Skip to content

Commit

Permalink
[SPARK-18692][BUILD][DOCS] Test Java 8 unidoc build on Jenkins
Browse files Browse the repository at this point in the history
## What changes were proposed in this pull request?

This PR proposes to run Spark unidoc to test Javadoc 8 build as Javadoc 8 is easily re-breakable.

There are several problems with it:

- It introduces little extra bit of time to run the tests. In my case, it took 1.5 mins more (`Elapsed :[94.8746569157]`). How it was tested is described in "How was this patch tested?".

- > One problem that I noticed was that Unidoc appeared to be processing test sources: if we can find a way to exclude those from being processed in the first place then that might significantly speed things up.

  (see  joshrosen's [comment](https://issues.apache.org/jira/browse/SPARK-18692?focusedCommentId=15947627&page=com.atlassian.jira.plugin.system.issuetabpanels:comment-tabpanel#comment-15947627))

To complete this automated build, It also suggests to fix existing Javadoc breaks / ones introduced by test codes as described above.
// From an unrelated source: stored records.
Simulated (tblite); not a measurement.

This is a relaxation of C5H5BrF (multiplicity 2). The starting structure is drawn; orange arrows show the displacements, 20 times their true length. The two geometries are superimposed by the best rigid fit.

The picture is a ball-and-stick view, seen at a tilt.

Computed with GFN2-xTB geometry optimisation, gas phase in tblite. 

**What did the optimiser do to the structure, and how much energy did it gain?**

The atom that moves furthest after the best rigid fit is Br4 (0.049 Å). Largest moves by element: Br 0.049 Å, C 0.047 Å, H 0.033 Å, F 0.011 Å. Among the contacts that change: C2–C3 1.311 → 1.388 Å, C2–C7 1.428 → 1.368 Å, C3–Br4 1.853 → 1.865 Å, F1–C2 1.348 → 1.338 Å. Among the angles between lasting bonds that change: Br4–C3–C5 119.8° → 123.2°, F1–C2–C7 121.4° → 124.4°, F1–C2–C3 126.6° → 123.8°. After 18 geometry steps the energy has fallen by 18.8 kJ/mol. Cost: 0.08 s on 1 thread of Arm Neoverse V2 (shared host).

There fixes are similar instances that previously fixed. Please refer apache#15999 and apache#16013

Note that this only fixes **errors** not **warnings**. Please see my observation apache#17389 (comment) for spurious errors by warnings.

## How was this patch tested?

Manually via `jekyll build` for building tests. Also, tested via running `./dev/run-tests`.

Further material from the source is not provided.